Parliament and Politics: Lawson attacks role of Lamont in sterling crisis
THE Prime Minister's defence of Norman Lamont, the Chancellor of the Exchequer, for his 'brilliant' handling of the Black Wednesday sterling crisis, was undermined by Nigel Lawson, a former Tory Chancellor, yesterday.
With an unprecedented war of words being fought in the national press, this week's Conservative Party conference in Brighton threatens to give a platform to the most outspoken protagonists for and against closer European Community integration.
In an extract from his forthcoming autobiography, published in the Sunday Telegraph, Lord Lawson hinted that British incompetence, as well Bundesbank ineptitude, were contributory factors to the withdrawal of sterling from the exchange rate mechanism.

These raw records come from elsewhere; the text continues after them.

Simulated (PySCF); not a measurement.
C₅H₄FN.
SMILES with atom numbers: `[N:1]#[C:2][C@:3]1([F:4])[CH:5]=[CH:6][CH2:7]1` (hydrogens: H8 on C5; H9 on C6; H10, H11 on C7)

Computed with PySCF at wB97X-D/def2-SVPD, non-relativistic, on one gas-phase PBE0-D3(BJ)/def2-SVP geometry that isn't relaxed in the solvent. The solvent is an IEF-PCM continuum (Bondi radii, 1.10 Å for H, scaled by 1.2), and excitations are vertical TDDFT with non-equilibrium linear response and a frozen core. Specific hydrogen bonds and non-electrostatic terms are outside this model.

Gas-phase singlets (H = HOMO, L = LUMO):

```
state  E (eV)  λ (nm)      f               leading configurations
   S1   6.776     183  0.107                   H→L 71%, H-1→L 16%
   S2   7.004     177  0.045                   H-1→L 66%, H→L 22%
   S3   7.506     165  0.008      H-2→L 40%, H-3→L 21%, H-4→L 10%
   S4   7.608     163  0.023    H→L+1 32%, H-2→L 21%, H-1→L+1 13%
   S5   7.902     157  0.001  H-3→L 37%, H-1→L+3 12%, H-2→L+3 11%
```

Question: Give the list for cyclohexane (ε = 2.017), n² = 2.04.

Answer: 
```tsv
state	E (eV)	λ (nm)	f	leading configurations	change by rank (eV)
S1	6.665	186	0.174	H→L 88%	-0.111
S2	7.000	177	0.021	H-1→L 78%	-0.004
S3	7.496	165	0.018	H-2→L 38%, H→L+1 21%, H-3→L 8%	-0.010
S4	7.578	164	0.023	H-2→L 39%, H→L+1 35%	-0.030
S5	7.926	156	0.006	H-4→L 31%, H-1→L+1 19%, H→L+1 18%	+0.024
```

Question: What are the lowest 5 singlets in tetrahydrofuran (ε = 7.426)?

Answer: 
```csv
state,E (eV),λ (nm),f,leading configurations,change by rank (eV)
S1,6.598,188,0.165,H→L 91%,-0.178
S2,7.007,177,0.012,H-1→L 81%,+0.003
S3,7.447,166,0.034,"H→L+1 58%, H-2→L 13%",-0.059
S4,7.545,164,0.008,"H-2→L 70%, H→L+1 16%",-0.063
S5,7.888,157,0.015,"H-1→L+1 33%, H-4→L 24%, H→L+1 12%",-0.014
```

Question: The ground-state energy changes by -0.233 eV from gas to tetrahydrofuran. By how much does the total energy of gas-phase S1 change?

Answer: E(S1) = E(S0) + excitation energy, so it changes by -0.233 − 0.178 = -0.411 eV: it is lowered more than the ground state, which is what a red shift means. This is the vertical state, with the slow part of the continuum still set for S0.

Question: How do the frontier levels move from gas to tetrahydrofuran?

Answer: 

'Last month's traumatic events leading to 'Black Wednesday' and sterling's departure from the exchange rate mechanism, less than two years after it had joined, reflected credit on no one,' he wrote. 'Not on the UK authorities, who demonstrated all too clearly that they were still wearing their ERM 'L' plates; not on the German government, which so mishandled the consequences of German unification that the Bundesbank was obliged to take extreme and destabilising corrective action.
'Not on the Bundesbank, which was guilty not only of irresponsible talk but of a damaging reluctance to fulfil its intervention obligations.' Lord Lawson also blamed European federalists for undermining the credibility of the ERM, but he added: 'Whatever the merits of a floating pound, there is no merit in a sinking pound.'
But in spite of the former Chancellor's sideswipe against the British 'authorities', John Major repeated yesterday that Mr Lamont was not to blame for the crisis. In the Sunday Express, Mr Major defended his Chancellor against those calling for his resignation, saying: 'I do not think the strategic judgements that Norman Lamont made were wrong.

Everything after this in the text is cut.